But for the non-Kobes of the world like Stephon Marbury, those same rights to ridiculous shots have been ordained by mythical hip-hop basketball gods. And yet a notch lower, Jamal Crawford, who for all his talents will never be an All-Star, has adopted this mentality. I’m elated when he scores 52 on Detroit while hitting umpteen straight shots but less so when he jacks three straight ill-advised shots during a relatively close game. I’m stunned/amazed when he abuses Denver at their home stadium after being down 15, grabs the game-winning steal and sinks the winning three. Not so much impressed when he throws full-court lob passes to the docile Eddy Curry.

Must we take the good with the bad? Just as a caricatured gangster act has dominated hip-hop for the past 8 years, the same strange, monolithic act has descended on NBA players who might otherwise be good. It’s not because the gamers have gotten younger either. Kevin Garnett and Amare Stoudemire are wholly different beings on the basketball court, the former possessing an altruism that causes us to question his heart, the latter moving by sheer force and insular will. Imagine a league wherein a talent like Garnett gets berated for his team skills. Sounds strange doesn’t it? But here we are, not because of young players but because of premature, precocious players.

Aaron McGruder is never afraid to turn the mirror on black culture for his scathing satire on “The Boondocks.” This episode calls into question the erosion of skill and the rise of materialism without resorting to the smug analysis of TV sports shows. Charles Barkley will forever believe that a better brand of basketball player existed when he played, which to an extent is true, but he’ll never question the transition (much less implicate his legacy as a cause). McGruder, by contrast, has used Riley Freeman to typify the grandiose buffoonery that exists in Madison Square Garden.
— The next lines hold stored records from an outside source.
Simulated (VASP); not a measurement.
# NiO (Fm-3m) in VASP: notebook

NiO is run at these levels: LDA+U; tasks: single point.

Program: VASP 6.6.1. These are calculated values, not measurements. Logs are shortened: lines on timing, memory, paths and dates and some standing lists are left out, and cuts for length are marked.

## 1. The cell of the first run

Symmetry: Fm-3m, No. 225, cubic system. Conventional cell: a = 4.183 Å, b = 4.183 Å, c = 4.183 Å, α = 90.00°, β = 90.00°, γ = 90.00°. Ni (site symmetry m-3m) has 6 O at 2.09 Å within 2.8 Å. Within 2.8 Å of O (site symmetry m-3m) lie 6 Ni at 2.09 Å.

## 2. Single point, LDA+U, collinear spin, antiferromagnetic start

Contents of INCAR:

The BoonDocks Episode – Ball-a-Holics

The team helmed by a selfish, single-minded point guard from Chicago’s mean streets will now live to doom itself. I can’t believe I’m admitting this even as I write it. Good character — no, winning character — is better for a basketball team than a collection of stars. I thought I would never come out of my affixed belief system; it’s the one the exalts the effects of hip-hop on larger culture for better or worse. Unfortunately, one element in hip-hop has ruined basketball.

My last visit to the Garden infuriated me on this note. Every single time Zach Randolph caught the ball, with double- and triple-teams swarming, he shot it or threw it away. He didn’t even think to pass. Now, Eddy Curry was once prone to succumb to good double-teams…hell, so was Tim Duncan. But those players suffered more from passing deficiencies than their own selfishness. Randolph allows himself to be the Black Hole on a squad already loaded with Black Holes: the rock goes in but it sure don’t come out.

Then it occurred to me that these same young men probably sit isolated on the team plane, enveloped by headphones, listening to gangster music. Rolling solo is (supposedly) the mark of a man in headphone world. A few years ago, when Phil Jackson railed against hip-hop style overtaking his Laker team, I shuddered. The counterculture hippie Buddhist pothead was crying foul over my culture. How dare he!

After some analysis, Phil was not all right but he got pretty damn close with his assessment. Now, that’s not to say Tim Duncan, consummate team player, is not hip-hop. We all know he bumps that in the speakers. Chris Paul, J-Kidd, Deron Williams, Jason “White Chocolate” Williams, Chauncey Billups, Rasheed Wallace, Dwyane Wade, Dirk Nowitzki, Kenny Smith and a slew of other capable, unselfish players also come in the hip-hop tradition of play. But the worst sores on the league are no doubt influenced by the individuality plague. Perhaps now that 50 Cent has been conquered, the intractable egomania palling black athletes will give way to some less rigid, more holistic ideas of sport. Until then, I’m hoping Ricky Davis scores 65 in a game that I watch on league pass as a tribute to all the selfish homeys out there.


1 Response to “Ball-a-Holics”

  1. 1 Patrick M. December 7, 2007 at 4:01 am

    Dont make me go off on you on AI. He’s my favorite player of all time and I’ll defend him to death. He remade his game as a PG the last few years in Philly and now in Denver. He aint Steve Nash, but who is?

    I wonder if Steve Nash listens to hip-hop. Maybe some Kardinal Official? Mood Ruff? Anyone?

    Damn you write alot…makes me need to get back the keyboard to keep up.